December 18, 2006
Prairie grass may replace corn in ethanol
With world demand for food and fuel reaching high levels, US researchers fear corn might not be able to fill both stomachs and gas tanks.
Researchers at the University of Minnesota, led by David Tilman, however, have come out with a solution. A diverse mixture of native prairie grasses could yield more net energy than ethanol from corn, they found. Grass-based fuel could even lead to a net decrease in atmospheric carbon dioxide.
A director of the Minnesota Corn Growers Association though felt otherwise. Supplanting corn with grasses would be a complex, costly task that could take years, he warned.
Tilman pointed out prairie grasses could represent a new cheap-to-produce cash crop that would be more of an opportunity than threat to farmers.
In a cover story published in "Science Magazine", the researchers reported that a field planted with a medley of prairie grasses and flowering plants packed more than triple the energy of single-variety grasses.
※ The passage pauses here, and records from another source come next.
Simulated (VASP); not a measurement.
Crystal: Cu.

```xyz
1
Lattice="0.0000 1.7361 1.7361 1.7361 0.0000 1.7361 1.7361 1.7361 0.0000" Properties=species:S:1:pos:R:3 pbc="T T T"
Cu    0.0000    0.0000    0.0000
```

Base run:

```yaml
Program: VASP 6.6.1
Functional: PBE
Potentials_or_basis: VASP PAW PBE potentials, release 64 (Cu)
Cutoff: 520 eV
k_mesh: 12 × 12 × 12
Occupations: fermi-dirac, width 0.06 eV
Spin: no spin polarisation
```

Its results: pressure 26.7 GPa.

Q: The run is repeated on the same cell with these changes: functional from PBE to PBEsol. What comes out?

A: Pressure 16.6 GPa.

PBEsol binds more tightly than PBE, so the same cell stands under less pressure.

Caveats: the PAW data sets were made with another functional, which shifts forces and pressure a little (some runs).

Their study also estimated that mixed prairie grasses grown on marginal farmland would yield 51 percent more energy per acre than corn cultivated on fertile land.
Also, the diverse mixture of prairie grasses was grown on depleted land without the fertilisers and pesticides commonly used on corn crops. Since the grasses require almost no maintenance, less gasoline and diesel fuel would be burned tending to fields. And because prairie grasses act like traps for greenhouse gases, greenhouse gas reductions would be 6 to 16 times higher than from corn-based ethanol, the researchers estimated.
Incidentally, US President George W Bush has touted research into making ethanol from switchgrass. But according to researchers, a single species of grass was far less promising than a blend of prairie grasses for ethanol production.
The ethanol industry and corn growers on the other hand are still apprehensive whether prairie grasses could supplant corn as a major ingredient in producing ethanol as they believe corn would always remain a king in ethanol production.